Mah Jongg Tournament ReportPosted: February 8, 2017
Yesterday I went with my friend Deanna to my first ever Mah Jongg Tournament. It was a fundraiser for the Cary Area Hadassah so I was certain to be playing with some people that had Mah Jongg in their bloodlines.
We arrived and found our assigned seats for the first round. The woman who was in charge of my table told me this was her 13th tournament and she was yet to win. With eighty people playing I did not want to tell her that the odds were against her. I would have thought that as a Mah Jongg player she would understand that probability. Wearing her Mah Jongg tiara she told me all about the weekly games she runs and how much she wins. I was not about to be intimidated.

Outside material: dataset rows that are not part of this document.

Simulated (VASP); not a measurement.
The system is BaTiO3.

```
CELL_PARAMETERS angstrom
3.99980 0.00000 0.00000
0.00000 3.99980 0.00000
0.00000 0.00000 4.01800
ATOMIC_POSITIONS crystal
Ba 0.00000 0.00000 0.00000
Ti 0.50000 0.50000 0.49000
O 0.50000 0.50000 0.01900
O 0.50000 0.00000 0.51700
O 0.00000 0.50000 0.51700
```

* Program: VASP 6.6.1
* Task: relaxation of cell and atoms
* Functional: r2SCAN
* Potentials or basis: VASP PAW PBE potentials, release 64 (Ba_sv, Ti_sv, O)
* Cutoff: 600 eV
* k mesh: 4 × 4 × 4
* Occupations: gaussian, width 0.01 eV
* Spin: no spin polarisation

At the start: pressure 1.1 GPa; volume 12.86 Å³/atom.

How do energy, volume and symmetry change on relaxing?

For the most part it was a very nice group of people. My play was fairly good, but not good enough to be in the top 10% at the lunch break. My score was just under the scores they read out before we were sent to the buffet.
A kosher lunch of bagels, lox and kugel was exactly what I would have expected from a Hadassah event and it was fabulous. During lunch I was invited by some of my table mates to come and play Mah Jongg at their homes. It was a very cordial and inclusive group.
We played five rounds of four games during the whole day. The only disappointment was that they never let us know who won the whole tournament. Not that it mattered, there were no prizes.
Although it was fun to compete with the sisterhood of Mah Jongg players I like playing for money so much better. I can tell right way if I have had a good day or not by the pile of quarters.
For the tournament they scored somewhat differently than we do in regular play. There were serious penalties for being the person who gave Mah Jongg to the winner. This changed the game from an offensive game to more defensive. I watched woman give up their chance at winning a game, just to make sure they did not give Mah Jongg to someone else. If I were to run a tournament I would have to think twice about this scoring. If you always play defense you never win. I guess my life philosophy is like my Mah Jongg, always play to win and you will come out ahead, even if that means you help someone else along the way.